DPDK patches and discussions
 help / color / mirror / Atom feed
From: "Wang, Yipeng1" <yipeng1.wang@intel.com>
To: Michel Machado <michel@digirati.com.br>,
	"Wiles, Keith" <keith.wiles@intel.com>,
	"Fu, Qiaobin" <qiaobinf@bu.edu>
Cc: "Richardson, Bruce" <bruce.richardson@intel.com>,
	"De Lara Guarch, Pablo" <pablo.de.lara.guarch@intel.com>,
	"dev@dpdk.org" <dev@dpdk.org>,
	"Doucette, Cody, Joseph" <doucette@bu.edu>,
	"Gobriel, Sameh" <sameh.gobriel@intel.com>,
	"Tai, Charlie" <charlie.tai@intel.com>
Subject: Re: [dpdk-dev] [PATCH] hash table: add a bucket iterator function
Date: Wed, 1 Aug 2018 01:40:06 +0000	[thread overview]
Message-ID: <D2C4A16CA39F7F4E8E384D204491D7A66148315C@ORSMSX105.amr.corp.intel.com> (raw)
In-Reply-To: <8a2eb96f-bf40-a6af-c22c-072f915e063e@digirati.com.br>

Hi,

Thanks for explaining the use case. I now understand and I agree that replacing stale entries during insertion is an interesting and useful addition to this library. 
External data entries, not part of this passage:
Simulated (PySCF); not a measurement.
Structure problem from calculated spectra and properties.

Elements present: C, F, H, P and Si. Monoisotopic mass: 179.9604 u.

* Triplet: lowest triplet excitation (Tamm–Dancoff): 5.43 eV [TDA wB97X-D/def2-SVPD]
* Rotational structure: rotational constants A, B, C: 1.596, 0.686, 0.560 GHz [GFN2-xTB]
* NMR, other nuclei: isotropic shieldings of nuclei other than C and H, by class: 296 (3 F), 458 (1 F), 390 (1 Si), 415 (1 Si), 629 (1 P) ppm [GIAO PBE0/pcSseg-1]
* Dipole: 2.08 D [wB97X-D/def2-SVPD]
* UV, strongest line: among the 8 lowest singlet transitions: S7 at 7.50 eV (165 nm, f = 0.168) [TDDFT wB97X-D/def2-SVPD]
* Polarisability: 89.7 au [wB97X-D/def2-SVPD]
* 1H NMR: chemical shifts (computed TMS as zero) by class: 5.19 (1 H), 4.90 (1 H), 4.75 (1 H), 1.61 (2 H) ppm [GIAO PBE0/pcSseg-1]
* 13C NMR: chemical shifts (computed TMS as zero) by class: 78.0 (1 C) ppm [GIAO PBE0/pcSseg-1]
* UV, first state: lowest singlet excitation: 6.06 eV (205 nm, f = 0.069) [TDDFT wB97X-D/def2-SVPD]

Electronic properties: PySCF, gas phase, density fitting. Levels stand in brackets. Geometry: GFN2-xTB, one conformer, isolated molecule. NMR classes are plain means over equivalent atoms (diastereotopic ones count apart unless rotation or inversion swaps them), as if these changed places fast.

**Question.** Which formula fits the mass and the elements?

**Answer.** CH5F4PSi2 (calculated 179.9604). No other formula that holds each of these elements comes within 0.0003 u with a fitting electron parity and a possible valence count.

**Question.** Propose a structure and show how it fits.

My concern is still that it may be not a good practice to expose the bucketized structure of the rte_hash. For example, in future, rte_hash may use three hash functions, or as I mentioned each bucket may have an additional linked list or even a second level hash table, or if the hopscotch hash replaces cuckoo hash as the new algorithm. When these happen, the proposed API may lose their original intention. As a general hash table library, common users should assume a black box of the implementation.

For the iteration function, I agree on the advantage over current entry by entry iteration. But it exposes the bucket index as well.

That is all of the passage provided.